Employment Law Questions? Ask an Employment Lawyer.
The first thing we need to do is figure out whether you are in fact a contract worker, but I need some more information.
1. Is there, in fact, a written contract? If so, could you describe it's terms such as work hours, insurance, etc.
2. What job do you perform at this company?
3. Do you set your own hours?
4. Do you work alone, unsupervised?
5. How are wages negotiated?
6. How long are contract periods? quarterly, yearly? Or, do you just keep showing up at work, and they pay you?
7. How do you get paid, twice month, once per month?
8. Does the company take out FICA, withholding, etc?
No written contract, no insurance, hours eight to five, except car show weekends
2. Worked on antique cars, prepped cars for shows, did historical research on these cars.
3. There are established hours. I never tested the bounderies.

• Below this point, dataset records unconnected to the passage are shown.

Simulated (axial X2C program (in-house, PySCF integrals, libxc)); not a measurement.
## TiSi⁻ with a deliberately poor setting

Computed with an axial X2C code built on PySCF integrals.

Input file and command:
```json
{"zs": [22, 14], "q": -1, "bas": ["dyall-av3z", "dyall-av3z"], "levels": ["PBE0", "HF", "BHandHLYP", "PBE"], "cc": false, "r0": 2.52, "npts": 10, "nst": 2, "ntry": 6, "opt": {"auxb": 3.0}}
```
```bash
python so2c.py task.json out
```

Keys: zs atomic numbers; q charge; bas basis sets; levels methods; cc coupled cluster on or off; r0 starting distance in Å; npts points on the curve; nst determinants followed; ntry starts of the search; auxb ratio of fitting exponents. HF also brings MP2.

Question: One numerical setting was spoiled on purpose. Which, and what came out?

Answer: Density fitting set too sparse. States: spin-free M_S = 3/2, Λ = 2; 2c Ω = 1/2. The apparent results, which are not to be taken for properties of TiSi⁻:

5. They made me an offer when I started, with one raise after about a year
6. No contract time limits
about three months ago the company decided to put everyone on the payroll, with a proper benifit package. A couple of weeks after that I was terminated for totally bogus reasons, and while I was researching filing for unemployment I stumbled across the "Dept. of Labor overtime laws.
OK, thanks for the additional information.
Your suspicions are correct, and I am glad that you found the DOL website. From what you have described it certainly sounds as though you have a claim for back wages.
I also suspect that the company received advice from their lawyer or CPA that they were violating the labor laws. This is probably why they initiated the payroll change a few months back.
The only part of the information as to classifying your position as contract would be the lack of withholding. Everything else you described is that of an employee, not contract labor.
Here's what you need to do. File a claim with the Texas Employment Commission AND the Department of Labor. Now, I would strongly recommend that you hire an attorney to assist you, and you will be able to find one. In certain circumstances attorney fees are recoverable, and there will be plenty of back pay to compensate an attorney on a contingency basis.
You probably found out that you are entitled to double the back pay owed. You can go back two years. If you averaged 30 hours of overtime each week, that is equivalent to 15 hours of straight pay owed which is then doubled, (i.e. 30 hours pay, per week). However, if you can prove that the violation was "willful", then the amount is tripled, and that is where you really need an attorney. Either way, this is a considerable amount owed.
You need to first talk with a good employment lawyer first. There is no substitute for that, and they may have a preference of where to file, what agency to file with first, etc. It would also be helpful if you can explain to the attorney that others may be similarly mistreated and willing to file.
Absolutely pursue this, and I wish you the best with it.